As I continued reading "Narrative of a Whaling Voyage Round the globe, from the year 1833 to 1836 by Frederick Bennett ©1840 I found another interesting tidbit to pass along. Icebergs had long been and continue to be something that sailors need to watch for.
On the 4th of January, 1834, the ship passed within six miles of an iceberg floating on the sea, in lat. 4/° S., long. 57£° W. It was of square form, and had a small conical hummock attached to its base. The summit was level; but in some points of view the effects of refraction caused it to appear as an inclined plane. It had a dazzling whiteness, and seemed to be covered with snow. The circumference of the berg was estimated at between three and four hundred feet, and its height at fifty; but, to judge from its shape, it is probable that little more than a sixth of its actual bulk was visible above the surface of the ocean.

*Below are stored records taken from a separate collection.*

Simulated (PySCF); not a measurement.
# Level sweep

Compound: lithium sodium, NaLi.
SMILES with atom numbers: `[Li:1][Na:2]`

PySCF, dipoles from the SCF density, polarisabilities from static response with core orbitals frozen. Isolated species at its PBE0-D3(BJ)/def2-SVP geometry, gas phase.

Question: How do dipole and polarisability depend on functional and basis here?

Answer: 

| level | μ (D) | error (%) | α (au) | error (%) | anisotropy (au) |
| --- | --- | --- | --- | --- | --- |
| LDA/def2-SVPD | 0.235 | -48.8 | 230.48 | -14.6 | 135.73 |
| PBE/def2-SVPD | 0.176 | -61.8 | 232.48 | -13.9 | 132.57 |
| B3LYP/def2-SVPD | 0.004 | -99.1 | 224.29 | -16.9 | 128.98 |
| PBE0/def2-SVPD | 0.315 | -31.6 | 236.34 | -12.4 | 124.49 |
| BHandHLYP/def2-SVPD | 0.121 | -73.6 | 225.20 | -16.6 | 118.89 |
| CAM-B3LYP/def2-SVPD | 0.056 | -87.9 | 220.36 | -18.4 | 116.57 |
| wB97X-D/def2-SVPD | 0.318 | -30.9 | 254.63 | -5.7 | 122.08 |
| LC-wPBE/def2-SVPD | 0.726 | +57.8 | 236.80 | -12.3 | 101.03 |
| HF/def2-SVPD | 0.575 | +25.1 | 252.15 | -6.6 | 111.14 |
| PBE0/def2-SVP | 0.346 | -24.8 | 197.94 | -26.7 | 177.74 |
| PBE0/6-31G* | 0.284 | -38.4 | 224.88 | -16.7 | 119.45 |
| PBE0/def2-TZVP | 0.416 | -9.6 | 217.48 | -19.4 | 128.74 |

Floating ice-islands are not unfrequently seen in this latitude, and the uncertainty of their situation requires that ships should keep a strict night-watch to avoid them. During the winter season they remain consolidated with the frozen lands whence they originate; and it is not until the summer of the south that they drift into the lower latitudes, and intrude upon the ordinary tracks of shipping. Many penguins, and divers, were at the same time observed swimming on the water; their home being either the iceberg, or, with more probability, the Falkland Islands, from which we were now distant about a day's sail.